I’m grabbing a sandwich and a mug of soup between meetings, and am just starting to look at some of the commentary on the Heller arguments.
And cross your fingers, but this could be good news:
In an argument that ran 23 minutes beyond the allotted time, Justice Anthony M. Kennedy emerged as a fervent defender of the right of domestic self-defense. At one key point, he suggested that the one Supreme Court precedent that at least hints that gun rights are tied to military not private needs — the 1939 decision in U.S. v. Miller — “may be deficient” in that respect. “Why does any of that have any real relevance to the situation that faces the homeowner today?” Kennedy asked rhetorically.
Anything that pounds a stake through the heart of Miller – one of the most deeply-flawed constitutional “precedents” of the past 100 years – so that I never have to listen to another spinny-eyed Clarence-Darrow-wannabee laboriously cite it as “the law of the land” will be a very good thing.
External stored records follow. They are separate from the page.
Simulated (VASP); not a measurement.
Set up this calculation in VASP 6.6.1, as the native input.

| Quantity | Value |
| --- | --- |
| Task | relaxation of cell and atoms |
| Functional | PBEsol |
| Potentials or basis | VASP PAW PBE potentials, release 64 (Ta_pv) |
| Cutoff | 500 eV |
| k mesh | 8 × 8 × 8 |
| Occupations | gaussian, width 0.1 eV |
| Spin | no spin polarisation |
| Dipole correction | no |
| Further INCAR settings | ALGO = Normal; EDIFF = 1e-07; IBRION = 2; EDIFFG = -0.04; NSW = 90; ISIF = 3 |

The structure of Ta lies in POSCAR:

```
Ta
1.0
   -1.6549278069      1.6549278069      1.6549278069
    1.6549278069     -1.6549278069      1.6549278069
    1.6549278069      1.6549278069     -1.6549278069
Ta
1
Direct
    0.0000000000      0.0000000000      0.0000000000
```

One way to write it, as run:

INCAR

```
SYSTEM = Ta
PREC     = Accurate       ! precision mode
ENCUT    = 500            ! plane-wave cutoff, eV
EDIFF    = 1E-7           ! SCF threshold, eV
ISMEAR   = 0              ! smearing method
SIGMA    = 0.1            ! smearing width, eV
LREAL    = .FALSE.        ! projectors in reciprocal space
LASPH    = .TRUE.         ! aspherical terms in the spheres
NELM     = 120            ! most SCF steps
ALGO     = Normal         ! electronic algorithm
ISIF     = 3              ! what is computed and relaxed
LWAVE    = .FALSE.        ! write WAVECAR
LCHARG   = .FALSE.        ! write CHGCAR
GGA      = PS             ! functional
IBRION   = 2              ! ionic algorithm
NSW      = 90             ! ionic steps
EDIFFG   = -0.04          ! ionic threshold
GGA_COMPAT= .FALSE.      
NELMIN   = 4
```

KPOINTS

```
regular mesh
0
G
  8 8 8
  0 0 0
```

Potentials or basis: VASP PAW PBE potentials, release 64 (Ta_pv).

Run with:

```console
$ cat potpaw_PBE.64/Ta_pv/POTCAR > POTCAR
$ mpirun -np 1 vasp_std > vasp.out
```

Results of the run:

With Chief Justice John G. Roberts, Jr., and Justices Samuel A. Alito, Jr., and Antonin Scalia leaving little doubt that they favor an individual rights interpretation of the Amendment (and with Justice Clarence Thomas, though silent on Tuesday, having intimated earlier that he may well be sympathetic to that view), Kennedy’s inclinations might make him — once more — the holder of the deciding vote.
That’s the good part.
There’s also this bit:
There also remained a chance, it appeared, that Justice Stephen G. Breyer, one of the Court’s moderates, would be willing to support an individual right to have a gun — provided that a ruling left considerable room for government regulation of weapons, particularly in urban areas with high crime rates.
Which, of course, has worked so well.
This is, of course, the big reason conservatives need to turn out this fall.
If the Court were ultimately to rule that the Second Amendment’s promise of a “right to keep and bear arms” embraces a personal, individual right of self-defense at least in one’s home, it might also have to address what, if any, limits government might put on that right, and what constitutional standard to use in judging whether a particular law’s limitations would be valid. Thus, it was no surprise that many of the exchanges on Tuesday dwelled on both of those issues, with no sign of anything close to a consensus on the answers.